The Natural History Society of Northumbria

Seeing Thomas Bewick preparatory drawings in the flesh at the archive today, with archivist June Holmes. Yes, I don’t get out enough and don those WHITE GLOVES.

June Holmes,  Archivist
June Holmes, Archivist

It was a thrill. Bewick’s work is astonishing –  firstly, because of the level of detail at such a tiny scale, but also because he worked varying degrees of the detail into the drawings, which he transferred onto the blocks, and then did an enormous amount of the detail work on the block itself (in negative — did he see the world in reversed lines as well?). June Holmes said the animals he knew well just didn;t require that much preparation… roosters, dogs, local common birds, foxes…

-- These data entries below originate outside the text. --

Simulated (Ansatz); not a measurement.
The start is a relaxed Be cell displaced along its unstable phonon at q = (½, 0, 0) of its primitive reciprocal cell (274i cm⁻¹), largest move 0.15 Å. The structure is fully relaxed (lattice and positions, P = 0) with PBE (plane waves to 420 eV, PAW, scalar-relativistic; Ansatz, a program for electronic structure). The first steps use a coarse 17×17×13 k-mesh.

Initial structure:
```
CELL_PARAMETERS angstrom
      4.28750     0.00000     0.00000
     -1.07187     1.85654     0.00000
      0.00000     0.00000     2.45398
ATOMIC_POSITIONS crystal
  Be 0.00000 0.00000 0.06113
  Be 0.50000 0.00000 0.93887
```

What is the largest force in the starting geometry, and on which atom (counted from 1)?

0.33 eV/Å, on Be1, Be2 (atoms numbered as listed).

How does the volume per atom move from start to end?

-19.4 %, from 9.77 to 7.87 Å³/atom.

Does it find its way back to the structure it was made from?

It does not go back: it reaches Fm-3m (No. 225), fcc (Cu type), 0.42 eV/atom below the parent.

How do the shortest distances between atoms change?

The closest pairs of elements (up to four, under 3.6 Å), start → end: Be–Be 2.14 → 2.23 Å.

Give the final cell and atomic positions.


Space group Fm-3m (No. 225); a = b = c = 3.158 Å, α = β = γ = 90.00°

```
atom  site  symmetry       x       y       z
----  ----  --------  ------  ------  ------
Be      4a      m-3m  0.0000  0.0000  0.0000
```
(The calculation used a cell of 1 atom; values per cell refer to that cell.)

Here is an engraving that never got published.It is one of his allegorical/anecdotal “tail-pieces” – the original is about 3″ wide, max:

Dogs Sniffing Dogs (courtesy The Natural History Society of Northumbria)
Dogs Sniffing Dogs (courtesy The Natural History Society of Northumbria)

The Bewick Society has a lot of vignettes online – these were used as filler at the bottom of pages, but are far more than tailpieces- Bewick called them his tale-pieces, and they are worlds of their own, highly detailed miniatures that construct a natural history of everyday life, often with a memento mori quality. I’d always thought of his use of inscribed text upon the rocks as a way to illuminate the fact that the landscape itself is a kind of text, but apparently, he thought the landscape could become a site of morality, and he fancied to make it carry the word of God, so to speak (I think I’ll continue to believe in the “natural” texts of distinguished,  dramatic landmarks, many of which have nicknames as  wayfinding markers – synesthetic mnemonics in which being, place, and folkloric inscription tangle up to make geography).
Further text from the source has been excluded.